Two companies are working to develop and process rare earth deposits in Wyoming in the face of escalating demand for the valuable elements.
Wyoming Rare USA in late March began drilling in exploration of rare earth elements in Albany County west of Wheatland. In October, Rare Element Resources started working on a rare earths demonstration processing facility to be built in Upton.
The work comes as the demand for rare earths escalates, with uses ranging from cell phones and air conditioners to electric cars and defense applications
Marty Weems, president for American Rare Earths, the parent company for Wyoming Rare USA, said his company’s work in Albany County is an attempt to determine whether a rare earth mine in the area would be profitable.
“It’s definitely not yet a mine,” he said. “We’re not a mining company. We’re what’s considered a mineral exploration company. Once a discovery has been made on the surface, we come in and do the planning, evaluating, and engineering. We determine if it can be made into a technically viable product with the goal of making it shovel ready.”
Electric motors, such as those used in vehicles and air conditioners, are major consumers of rare earth minerals, Weems said, and the demand for such motors is growing as countries develop globally.
“When people come out of poverty, first they buy a refrigerator and then they buy an air conditioner,” he said. “So when people come out of poverty, the demand for products that have rare earths in them increases.”
Upton Demonstration Plant
Rare Element Resources Inc., a Wyoming corporation, is working to develop an Upton demonstration plant that will separate rare earths from raw ore removed from the Bear Lodge Mountains near Sundance.
A consortium that includes Rare Element Resources was awarded nearly $22 million by the U.S. Department of Energy’s Office of Energy Efficiency and Renewable Energy.
The DOE money will pay for half of the engineering, construction, and operation of the rare earth separation and processing plant in Upton. The plant is expected to provide pure neodymium and praseodymium, rare earths that make incredibly strong magnets.
Randy Scott, president and CEO of Rare Element Resources, said General Atomics, a defense contractor, has invested in the processing plant, demonstrating the importance of rare earth minerals to defense applications.
“The national security aspect of rare earth mining is just critical,” Scott said. “The investment [by General Atomics] is driven by their knowledge of the defense industry’s reliance on systems which make use of those materials.”

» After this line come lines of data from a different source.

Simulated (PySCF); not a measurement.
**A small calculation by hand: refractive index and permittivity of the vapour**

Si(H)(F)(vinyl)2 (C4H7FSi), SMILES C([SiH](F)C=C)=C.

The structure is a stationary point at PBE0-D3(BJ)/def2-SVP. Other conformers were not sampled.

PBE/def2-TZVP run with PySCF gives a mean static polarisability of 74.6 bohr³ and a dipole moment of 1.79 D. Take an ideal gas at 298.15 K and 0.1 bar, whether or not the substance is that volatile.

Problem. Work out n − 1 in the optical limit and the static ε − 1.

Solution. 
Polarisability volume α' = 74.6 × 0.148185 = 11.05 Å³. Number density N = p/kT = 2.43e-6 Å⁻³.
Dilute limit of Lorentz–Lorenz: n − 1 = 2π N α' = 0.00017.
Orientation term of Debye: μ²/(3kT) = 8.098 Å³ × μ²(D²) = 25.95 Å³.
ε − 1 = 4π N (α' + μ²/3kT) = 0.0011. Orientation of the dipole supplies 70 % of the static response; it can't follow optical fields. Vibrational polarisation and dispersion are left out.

The U.S. Department of Defense is not a major consumer of rare earth minerals, Scott said, but it needs a stable source of the minerals.
“The Department of Defense is not a huge consumer of magnets made with rare earth. But what they do consume is extremely critical,” he said. “If you can’t assure yourself of a domestic source of that and have to depend on China, you’re in big trouble.”
Weems agreed with Scott on the importance of rare earths to national defense.
“This particular industry and supply chain are of really serious interest to the Department of Energy and the Department of Defense,” he said. “They are currently concerned that almost the entire supply chain goes through China. If you have a supply chain that goes through a potential adversary, it can get worrisome if things get kinetic.”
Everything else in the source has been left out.